Home Office officials are to hold a meeting with unions and employers after increasing concern that prison lecturers are being excluded without good reason.

In a letter to the National Association of Teachers in Further and Higher Education, Home Office minister Hilary Benn confirmed he agreed with the principle of an appeals system.

He said: “I would expect that such a meeting would clarify the appeal procedures that should operate when governors exercise their authority to exclude teachers from a prison, and the role in these procedures for both unions and employers.”

The effect of exclusions is that staff, who are not employed by the prison service, are unable to work even though they have not been made redundant or dismissed.

More than 20 lecturers, mainly working for colleges with prison education contracts, are thought to have been excluded over the past year, says NATFHE.

“The problem is that they don’t have to give a reason for their decision, so potentially a lecturer could be excluded simply because their face doesn’t fit,” said Dan Taubman, national official for NATFHE’s colleges’

department.

In one case, the Prison Service said it was prevented by the Official Secrets Acts from giving reasons for exclusion, he said. Other reasons can include keeping in professional contact with inmates after release, and forgetting to hand in prison keys.

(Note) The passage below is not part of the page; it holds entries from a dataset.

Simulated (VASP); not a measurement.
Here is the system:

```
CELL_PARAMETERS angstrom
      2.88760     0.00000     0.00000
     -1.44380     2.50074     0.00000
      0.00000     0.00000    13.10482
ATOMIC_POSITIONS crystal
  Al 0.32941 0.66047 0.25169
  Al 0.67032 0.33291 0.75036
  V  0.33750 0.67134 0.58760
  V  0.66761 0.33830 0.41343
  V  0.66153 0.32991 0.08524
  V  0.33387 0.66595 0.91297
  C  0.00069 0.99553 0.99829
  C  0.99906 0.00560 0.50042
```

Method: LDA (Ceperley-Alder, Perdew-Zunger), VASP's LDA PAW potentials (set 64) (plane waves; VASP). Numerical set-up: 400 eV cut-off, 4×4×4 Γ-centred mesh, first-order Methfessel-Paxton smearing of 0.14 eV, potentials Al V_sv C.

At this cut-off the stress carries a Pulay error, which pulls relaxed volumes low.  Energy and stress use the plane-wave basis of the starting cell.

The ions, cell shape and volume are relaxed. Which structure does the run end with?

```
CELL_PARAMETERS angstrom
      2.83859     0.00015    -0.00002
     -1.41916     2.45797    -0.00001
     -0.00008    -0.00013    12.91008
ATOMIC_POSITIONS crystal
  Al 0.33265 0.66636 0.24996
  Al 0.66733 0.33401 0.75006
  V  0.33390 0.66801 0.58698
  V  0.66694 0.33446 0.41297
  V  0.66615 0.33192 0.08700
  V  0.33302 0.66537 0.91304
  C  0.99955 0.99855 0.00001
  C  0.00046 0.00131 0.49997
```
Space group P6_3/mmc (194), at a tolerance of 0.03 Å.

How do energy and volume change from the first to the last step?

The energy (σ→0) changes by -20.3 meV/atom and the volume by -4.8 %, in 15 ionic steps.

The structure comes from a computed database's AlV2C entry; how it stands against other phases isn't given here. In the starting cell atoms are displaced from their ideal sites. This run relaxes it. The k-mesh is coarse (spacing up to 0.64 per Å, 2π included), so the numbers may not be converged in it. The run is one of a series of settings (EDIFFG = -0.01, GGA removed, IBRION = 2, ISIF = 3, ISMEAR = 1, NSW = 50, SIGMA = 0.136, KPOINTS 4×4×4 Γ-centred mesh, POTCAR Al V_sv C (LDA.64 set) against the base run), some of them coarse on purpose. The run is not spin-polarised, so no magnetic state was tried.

Before incorporation of colleges, prison lecturers were employed by local education authorities and there was a recognised appeals procedure. Now it is up to individual prisons to decide whether to have an appeals procedure.

In a letter to Mr Benn, Mr Taubman said: “We have over the years tried to discuss this matter with prison services, but have always been rebuffed and told that this was a matter that should be discussed with the employers.

“We regard this response as disingenuous, as the employers’ colleges often feel as powerless as NATFHE members in exclusions.”